UN worries Chad will be the next Ethiopia
Geneva — First Ethiopia claimed world attention. Now Sudan. In two months: Chad. That is the forecast of famine and relief aid insiders here who say nutrition levels are falling in Chad. This country, an expanse of sand and mainly dry land sandwiched between Sudan to the east and Niger to the west, holds about 4.4 million people.
Its northern areas are firmly in the suffering, rainless Sahel, which stretches across northern Africa from Senegal to Sudan.
Huge Lake Chad has shrunk 90 percent since 1960, new United Nations studies show. The peak flow of the Chari River has dropped by almost three-quarters.
The UN forecasts 1.5 million people short of food, and 1,000 people (mainly children) dying each month.
Chad needs $110 million worth of food urgently, the UN says.
Western diplomats say the quickest route of supply is through the port of Lagos, Nigeria, but they report that the Nigerian leader, Gen. Muhammad Buhari, flatly refused a United States request to use Lagos for aid shipments last October.
No reason was given, but some sources suspect General Buhari is unsympathetic because of injuries he received while fighting in Chad years ago.

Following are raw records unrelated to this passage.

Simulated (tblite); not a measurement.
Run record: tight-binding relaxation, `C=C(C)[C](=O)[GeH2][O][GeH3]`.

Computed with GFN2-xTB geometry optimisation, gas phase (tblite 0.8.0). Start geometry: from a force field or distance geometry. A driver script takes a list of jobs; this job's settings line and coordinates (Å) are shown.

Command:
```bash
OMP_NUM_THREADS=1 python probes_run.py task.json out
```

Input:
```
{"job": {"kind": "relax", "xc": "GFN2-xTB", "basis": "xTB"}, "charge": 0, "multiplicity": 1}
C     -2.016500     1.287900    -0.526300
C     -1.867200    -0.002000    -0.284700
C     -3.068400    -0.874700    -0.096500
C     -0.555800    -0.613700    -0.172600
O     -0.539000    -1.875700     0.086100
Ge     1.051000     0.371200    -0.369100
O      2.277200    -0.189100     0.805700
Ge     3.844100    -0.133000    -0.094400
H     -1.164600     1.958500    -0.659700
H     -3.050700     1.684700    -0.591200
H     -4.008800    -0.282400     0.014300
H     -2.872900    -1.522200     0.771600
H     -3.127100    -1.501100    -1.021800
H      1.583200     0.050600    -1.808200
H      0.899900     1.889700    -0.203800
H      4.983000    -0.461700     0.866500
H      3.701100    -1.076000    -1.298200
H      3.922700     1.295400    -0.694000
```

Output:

So the US has been forced to use Port Harcourt farther south, and Douala in the Cameroon. This has caused long delays: Food unloaded in Lagos can be in the Chadian capital, N'Djamena, in six days, the UN estimates, while it takes four weeks for food to arrive from Douala.
Urgent construction is under way to build causeways across the Chari River for food convoys. The river will soon be too low for ferries to operate.